Here We Come: The Old and New of Wassailing

by | Mar 2, 2015

This story originally ran in our winter/spring print issue. To subscribe to the print issue, click here.

By Pete Brown
Photos courtesy Slyboro Cider House

As we rediscover cider and the farms and orchards they hail from, we are also reuniting with the natural world. As our lives become increasingly virtual, we develop a counterbalancing need to feel the earth beneath our feet and the wind in our hair. There’s mystery in the countryside—there are things in the woods that scare and thrill us; legends and spirits, older and deeper than civilization.

Not really of course. We don’t really buy all that stuff. Or do we

Every January, in the naked, frozen orchards of Herefordshire and Somerset in the west of England, people carrying burning torches gather around apple trees. Some are dressed in outrageous costumes. Some play music and sing old songs passed down orally through the centuries, unthreading into different versions across the counties. They make a riot of noise, sometimes with shotguns, sometimes with pots and pans, other times with ululating voices and screams. With these weapons—and sometimes with the help of pagan druids—they drive the evil spirits of winter from the branches of the tree, wake its roots from their slumber and leave offerings of bread soaked in cider to attract the good spirits of springtime.

A decade ago, the ancient ceremony of wassail was typically attended by a troop of Morris men—the traditional folk dancers of Merrie England—and no one else. Today, a typical wassail will be attended by several hundred people: men and women, young and old, Christians and pagan and atheist, families and young couples and old farmers, all gathering to bear witness to a superstition as old as any mainstream religion.

Without any recognition from mainstream media, with no corporations, sponsorship or greetings cards, wassail is becoming a popular ceremony. For most who attend, it’s both semi-serious and light-hearted. Whether or not you truly believe in the good and evil spirits of the orchard, it’s an excuse for a party at the bleakest time of the year. And more than that, it connects us with the land, with the passing of the seasons and the hope of renewal.

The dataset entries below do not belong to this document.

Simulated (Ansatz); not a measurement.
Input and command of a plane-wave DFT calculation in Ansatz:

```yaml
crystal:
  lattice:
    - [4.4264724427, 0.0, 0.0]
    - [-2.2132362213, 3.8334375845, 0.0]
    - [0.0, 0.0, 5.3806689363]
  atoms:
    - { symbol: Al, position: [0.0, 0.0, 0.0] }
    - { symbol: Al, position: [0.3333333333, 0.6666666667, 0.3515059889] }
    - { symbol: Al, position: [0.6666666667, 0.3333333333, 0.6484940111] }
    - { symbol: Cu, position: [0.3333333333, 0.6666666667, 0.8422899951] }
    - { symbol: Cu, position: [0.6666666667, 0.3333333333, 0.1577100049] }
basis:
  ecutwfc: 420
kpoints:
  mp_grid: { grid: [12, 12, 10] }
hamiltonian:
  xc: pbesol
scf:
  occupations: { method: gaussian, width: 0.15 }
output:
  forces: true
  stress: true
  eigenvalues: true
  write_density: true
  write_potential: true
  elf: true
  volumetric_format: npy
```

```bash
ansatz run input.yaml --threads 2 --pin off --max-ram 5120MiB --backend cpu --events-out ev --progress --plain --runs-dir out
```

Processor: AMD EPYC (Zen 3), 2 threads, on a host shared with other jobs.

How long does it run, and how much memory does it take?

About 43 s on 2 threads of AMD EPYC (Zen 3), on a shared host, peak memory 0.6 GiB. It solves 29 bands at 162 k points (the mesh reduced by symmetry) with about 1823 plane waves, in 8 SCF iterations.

Traditions such as wassail are mutable, adapting to the people who curate them. During the wassail at the Slyboro Cider House in Granville, New York, children draw pictures of the various bugs and pests that attack apple trees and then ceremonially burn these pictures on a bonfire.

Of course, none of it makes any difference to the quality of the next year’s harvest. We’re too wise to believe such things. Or at least, we are until we stand by the fire, our voices hoarse from shouting, and we gaze out beyond its glow, into the unknowable darkness, and share for a few moments the hopes and fears of those who stood here centuries ago.